Traction is a problem in .. all of american racing right now. Nearly all. Traction is so high that cars are being optimized for LCG as opposed to having the chassis work. The exception is people running in actual parking lots, or outdoor asphalt tracks.

In the old days, off road was on "dirty" surfaces. ~actual dirt~. Mini-pins could dig in. Long pins were an option sometimes.

https://www.youtube.com/watch?v=4JCPlLtt_yg

https://www.youtube.com/watch?v=odYYjUk17IE

That's exciting, and fun to watch. The modern stuff.. not so much.

This kind of racing still exists with large scale.
https://www.youtube.com/watch?v=9C-50vyQt6M&t=11s

The cool thing is the field is not jam packed full of "pros" so literally anyone willing to put in the time to practice can dial their cars in and become competitive.

The whole racing scene is a total mess right now. That was largely brought on by the manufacturers along with external pressure of the economy; primarily real estate. People that race want the best. They want the best batteries, the best motors, cars, tires, servos - all of it. Manufacturers then push design and materials and everything which increases cost. Speaking generally - racers feel entitled and think they are better than they actually are and that by choosing Brand Z; Brand Z owes this racer something? So they seek a sponsorship. Manufacturers started caving ~15 years ago in giving these "driver deals"; where they were a 50% driver (getting 50% off of retail). So these drivers essentially become a contracted driver. They leverage that first deal into other deals; now they are getting 50% off of the chassis, then tires, then electronics. They are now buying directly from the manufacturer rather than buying from the hobby shop and race track that they are racing at. The only utility the race track provides is a place to race. They then start pushing the track owner by saying "I am a sponsored driver, I will pay for races, but I should get practice free" and these bro deals start to permeate through everything. Then you have a sponsored driver break a part at the race track and they want the shop owner to sell them the replacement part at a discount because "They are a team driver, and they know the shop owner gets them for X price and blah blah". The drivers get extremely entitled. You get that track owner that pushes back and says "No". Racer throws a fit and rage quits and "never comes back".

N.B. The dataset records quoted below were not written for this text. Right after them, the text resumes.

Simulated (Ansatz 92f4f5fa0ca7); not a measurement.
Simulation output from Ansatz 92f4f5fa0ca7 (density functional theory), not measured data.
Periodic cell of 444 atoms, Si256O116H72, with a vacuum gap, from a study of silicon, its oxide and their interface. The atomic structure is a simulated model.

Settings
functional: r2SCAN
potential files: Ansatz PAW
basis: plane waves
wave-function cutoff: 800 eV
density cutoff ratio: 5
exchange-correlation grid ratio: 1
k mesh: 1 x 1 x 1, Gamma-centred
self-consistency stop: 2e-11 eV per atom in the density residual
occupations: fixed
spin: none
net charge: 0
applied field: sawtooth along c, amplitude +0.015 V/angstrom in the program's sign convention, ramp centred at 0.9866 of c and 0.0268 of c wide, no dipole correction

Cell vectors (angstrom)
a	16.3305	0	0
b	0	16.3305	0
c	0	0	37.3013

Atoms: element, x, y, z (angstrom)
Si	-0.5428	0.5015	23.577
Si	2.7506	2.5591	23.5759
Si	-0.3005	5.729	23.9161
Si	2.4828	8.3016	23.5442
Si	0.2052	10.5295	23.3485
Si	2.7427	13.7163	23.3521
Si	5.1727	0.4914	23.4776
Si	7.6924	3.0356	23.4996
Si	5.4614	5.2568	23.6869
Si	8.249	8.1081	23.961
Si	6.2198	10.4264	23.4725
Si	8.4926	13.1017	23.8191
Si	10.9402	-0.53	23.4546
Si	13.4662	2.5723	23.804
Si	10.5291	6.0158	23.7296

This scene has played out so many times over. The track owner that started out of a passion years ago is now ground down to nothing. Fielding complaints about track surface, refereeing drivers behaviors, tech inspections, ballooning lease payments and more make the romance of owning a track less fun. Only a very few amount of people are capable of weathering the finances and bullcrap of track ownership that this is a diminishing market. I would not hitch my horse to the wagon of competitive racing in the RC segment at all right now. We are going to see a major brand fall in the future (TLR, Associated, XRAY, etc). Some brands just did not diversify as well as they should have and I don't think they will make it. The bashers are the large majority of the market.